When I was in high school, I asked several a person, “Why the normal distribution?”. After all, the function ${e^{-x^2/2}/\sqrt{2\pi}}$ looks like a pretty bizarre function to guess, when there are other functions like ${1/(1+x^2)}$ which produce perfectly fine bell-shaped curves. One answer I received was that the normal distribution is in some sense the limit of the binomial distribution. While this answer seems fair enough, I tried my hand at the mathematics and did not succeed, so I was still confounded. None the less I believed the answer, and it satisfied me for the time.

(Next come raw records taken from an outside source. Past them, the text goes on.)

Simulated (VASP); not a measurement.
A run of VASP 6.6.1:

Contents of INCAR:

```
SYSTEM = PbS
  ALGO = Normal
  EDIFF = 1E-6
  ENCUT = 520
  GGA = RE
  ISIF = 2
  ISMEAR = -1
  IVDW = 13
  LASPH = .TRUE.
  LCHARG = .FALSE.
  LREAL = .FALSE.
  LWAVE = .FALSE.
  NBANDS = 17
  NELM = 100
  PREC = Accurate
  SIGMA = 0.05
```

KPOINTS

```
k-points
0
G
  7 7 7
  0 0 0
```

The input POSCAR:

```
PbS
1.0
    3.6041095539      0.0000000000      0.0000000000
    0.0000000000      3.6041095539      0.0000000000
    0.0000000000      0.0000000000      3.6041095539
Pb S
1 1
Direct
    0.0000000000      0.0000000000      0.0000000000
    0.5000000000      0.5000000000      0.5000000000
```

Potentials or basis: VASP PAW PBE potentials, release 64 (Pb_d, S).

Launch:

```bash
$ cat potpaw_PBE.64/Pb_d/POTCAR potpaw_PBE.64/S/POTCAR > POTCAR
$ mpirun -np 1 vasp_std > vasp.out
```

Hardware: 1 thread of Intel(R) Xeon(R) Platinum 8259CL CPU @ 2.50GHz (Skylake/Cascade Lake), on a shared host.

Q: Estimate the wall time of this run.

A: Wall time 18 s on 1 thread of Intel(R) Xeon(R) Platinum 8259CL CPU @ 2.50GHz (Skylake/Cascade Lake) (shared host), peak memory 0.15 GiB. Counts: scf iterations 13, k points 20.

The real answer that I was looking for but did not appreciate until university was the central limit theorem. For me, the central limit theorem is the explanation of the normal distribution. In any case, the calculation that I attempted was basically a verification of the central limit theorem in a simple case, and it is a testement to the force of the central limit theorem that that simple case is difficult to work out by hand.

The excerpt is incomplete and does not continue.